Germany’s Catholic Church agreed in 2000 to pay $2.5 million to former slave laborers as well as another $2.5 million for reconciliation projects.

But the church denied claims that some laborers were mistreated at Catholic institutions and said many priests were punished for violating racist Nazi laws when they insisted on treating slave laborers the same as German workers.

Cardinal Lehmann said the church had decided, despite criticisms, to run its own compensation fund in 2000, fearing some laborers at Catholic institutions could be ineligible for support under separate federal government and business plans.

“Next year, two decades will have passed since the Iron Curtain fell, yet the wounds are not yet healed,” the cardinal said. “Our church has always worked to repair sufferings and wrongs done to others, and to ensure, by taking responsibility and promoting a historical discussion of past guilts and sorrows, that crime and desolation do not have the last word.”

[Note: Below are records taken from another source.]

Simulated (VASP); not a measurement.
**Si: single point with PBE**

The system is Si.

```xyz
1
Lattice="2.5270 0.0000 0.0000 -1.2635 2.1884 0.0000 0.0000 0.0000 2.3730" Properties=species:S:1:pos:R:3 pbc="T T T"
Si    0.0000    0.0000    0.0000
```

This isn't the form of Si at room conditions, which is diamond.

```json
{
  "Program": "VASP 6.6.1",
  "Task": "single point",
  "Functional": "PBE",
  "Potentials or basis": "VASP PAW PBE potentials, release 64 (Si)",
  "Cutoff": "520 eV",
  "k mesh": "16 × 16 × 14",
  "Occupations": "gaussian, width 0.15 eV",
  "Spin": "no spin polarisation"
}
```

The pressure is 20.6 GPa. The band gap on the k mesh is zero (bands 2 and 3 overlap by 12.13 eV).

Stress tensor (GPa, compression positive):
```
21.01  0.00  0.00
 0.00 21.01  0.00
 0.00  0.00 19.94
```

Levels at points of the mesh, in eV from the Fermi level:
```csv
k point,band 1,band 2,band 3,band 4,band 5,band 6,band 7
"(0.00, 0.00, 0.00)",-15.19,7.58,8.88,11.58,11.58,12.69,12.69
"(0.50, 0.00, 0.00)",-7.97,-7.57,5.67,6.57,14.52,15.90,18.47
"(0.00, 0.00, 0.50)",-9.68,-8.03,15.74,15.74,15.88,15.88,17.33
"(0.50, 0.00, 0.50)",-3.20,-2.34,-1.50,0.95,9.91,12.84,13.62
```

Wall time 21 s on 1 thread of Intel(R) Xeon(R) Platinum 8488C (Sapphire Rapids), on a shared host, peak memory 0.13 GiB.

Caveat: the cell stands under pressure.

The report said the church had so far paid about $2.5 million to nearly 600 former laborers, 13 percent of the more than 4,500 known to have worked at church institutions, and had donated $4.3 million to 206 reconciliation projects.

In September 2000 the Catholic Church in Austria agreed to support a government “reconciliation fund” after appointing a team of researchers to find out how many wartime slave laborers were assigned to Catholic institutions.